Friday, January 24, 2014

MOOCs - An Obsession for this Lifelong Learner!

If you are reading this post, it is likely that you are like me.  You are looking to improve your education because you are a lifelong learner.  You search the Internet for the next best thing to educate yourself on a certain topic.  I could almost bet that you stumbled upon a MOOC or two in your time.  You might have even asked yourself what a MOOC is and what it could do for you.  Let me start by saying MOOCs are my new obsession as a lifelong learner!

As I continue on with my progress through the IT&DML course, I have been asked to take a closer look at massive open online courses or MOOCs as they are better known as in the online education world.  An article authored by Richard Ferdig titled, What Massive Open Online Courses Have to Offer K-12 Teachers and Students, provides an overview of MOOCs and their potential role in K-12 education.  Before reading the article, I thought that there was only one type of MOOC and one definition that could be used to describe the system.  After reading the article, I have a better understanding of the complexity of MOOCs and the possibilities that exist with MOOCs and their future in K-12 education.

I would like to highlight the key points in Ferdig's article about what a MOOC is and how it relates to the process I have been taking part in through the IT&DML course that I am completing through the University of New Haven.

It is important to understand what each letter in MOOC stands for and what it represents in the learning environment.  Ferdig used the following picture created by Mathieu Plourde, which provides multiple meanings for each letter in MOOC:  
By Mathieu Plourde {(Mathplourde on Flickr) [CC-BY-2.0 (], via Wikimedia Commons

Mathieu Plourde's representation helped me understand and consider what a MOOC really is and how it relates to K-12 education.  When defining a MOOC, you must first determine what type of MOOC it is.  According to Ferdig, there is not only one type of MOOC, instead there are two.  There is the xMOOC and the cMOOC.  The small letter in front the MOOCs defines the type of course that is being offered.  The xMOOC is used to describe the MOOC that is designed around traditional learning theories and course materials.  There are usually one or two experts providing the instruction and the outcome of the course is more academic than anything else.  The second type, the cMOOC, is based more a community approach where the participants are both the learners and the experts.  Information is disseminated and shared among participants in an open forum where everyone can contribute and learn from each other.  Some MOOCs can be a combination of both cMOOC and xMOOC.  The important point is that no two MOOCs are the same.

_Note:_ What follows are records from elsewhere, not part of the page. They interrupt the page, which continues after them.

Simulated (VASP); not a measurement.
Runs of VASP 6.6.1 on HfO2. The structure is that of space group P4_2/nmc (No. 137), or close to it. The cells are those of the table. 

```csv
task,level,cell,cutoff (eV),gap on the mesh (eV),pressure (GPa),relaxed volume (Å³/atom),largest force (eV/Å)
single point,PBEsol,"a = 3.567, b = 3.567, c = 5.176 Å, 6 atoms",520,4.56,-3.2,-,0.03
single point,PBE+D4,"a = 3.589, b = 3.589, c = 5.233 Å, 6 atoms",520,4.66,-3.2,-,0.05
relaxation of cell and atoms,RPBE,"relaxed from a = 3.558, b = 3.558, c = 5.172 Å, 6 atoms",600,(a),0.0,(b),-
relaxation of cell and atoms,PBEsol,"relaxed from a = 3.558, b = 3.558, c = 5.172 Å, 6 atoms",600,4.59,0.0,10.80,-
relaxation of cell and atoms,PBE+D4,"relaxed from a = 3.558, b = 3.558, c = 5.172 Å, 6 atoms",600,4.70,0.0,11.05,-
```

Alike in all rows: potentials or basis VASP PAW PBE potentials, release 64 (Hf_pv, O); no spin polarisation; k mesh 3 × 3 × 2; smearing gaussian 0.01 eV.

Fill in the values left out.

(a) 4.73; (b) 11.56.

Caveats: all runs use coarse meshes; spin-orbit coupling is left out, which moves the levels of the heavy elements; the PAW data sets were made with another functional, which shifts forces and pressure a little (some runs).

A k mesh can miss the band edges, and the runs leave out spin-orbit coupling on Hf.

When understanding the meaning of the four letters in MOOC, one needs to look at each specific course that is offered to determine what is meant by each letter.  Again I will refer to Plourde's representation and the simple questions that he asks with each letter.  For example, the M for massive could represent anywhere from 100 to 100,000 participants.  This number can vary depending on the MOOC.  Currently, I am taking part in a deeper learning MOOC titiled DLMOOC.  This MOOC has over 1,400 participants.  When I first saw this number I was astonished that there were this many people in the world who also wanted to become more educated about deeper learning in education.  The best part though was that these 1,400 individuals were there because they wanted to continue their education, not because they had to, but because they wanted to.   I cannot even begin to explain what it feels like to be part of something with 1,400 other participants who want to be there.  It is exhilarating, informative, and truthfully overwhelming at times because of the amount of information that is being discussed.

The first O in MOOC stands for open.  Open can be used to describe the availability of the course whether from a financial standpoint or a resource standpoint.  You can see in Plourde's diagram that he asks the questions about what open stands for and this again is where each MOOC is different.  As someone who has limited funds available to spend on furthering my education, the financial component is an area that I usually focus on when determining which MOOC is best for me.

The second O in MOOC is for online.  MOOCs can be used as an interactive platform where participants communicate in real-time with one another whether through Hangouts, chat rooms, or other forms of social media instant communication.  Then there are those MOOCs that consists of  groups of individuals who have a common interest in a topic.  These groups communicate through posts, blog entries and other areas where people can view entries when they have the time available to reflect and respond.

The C in MOOC is for course.  This is where each specific MOOC will determine the end goal for the course.  Some MOOCs have extrinsic values, such as class credits, certificates, or online badges.  Other MOOCs are designed for an individual's intrinsic value, where they know that they are better informed and educated on a topic.

When Ferdig wrote his article, MOOCs were still primarily being used for continuing education for adults.  There has been interest and focus put on the possibilities that MOOCs could have in K-12 education.  In my opinion, if this is a trend that will continue, I firmly believe that K-12 education should invest in the process and find ways to introduce the youths of today to these educational opportunities.

Through the IT&DML courses, I have had the ability to study and investigate a variety of online and hybrid learning environments.  Using a Google Chromebook, our class has been able to become members of multiple Google+ Communities.  These communities have provided a platforms similar to a cMOOC, where we as students have used the forums to learn about topics, but also become experts in the field.  In addition, we took part in an Online Research and Media Skills (ORMS) MOOC.  Although we had the ability to post reflections and discuss the topics with our fellow classmates through this MOOC, we also received instruction and guidance from experts in the field.  This MOOC in my opinion was similar to the xMOOCs Ferdig discussed, except there was a little cMOOC style involved.

I will always be a lifelong learner.  Now that I have been introduced to MOOCs, I feel that thousands of opportunities have been presented to me and I just hope I have enough time to explore them all.  Look out MOOCs, here I come!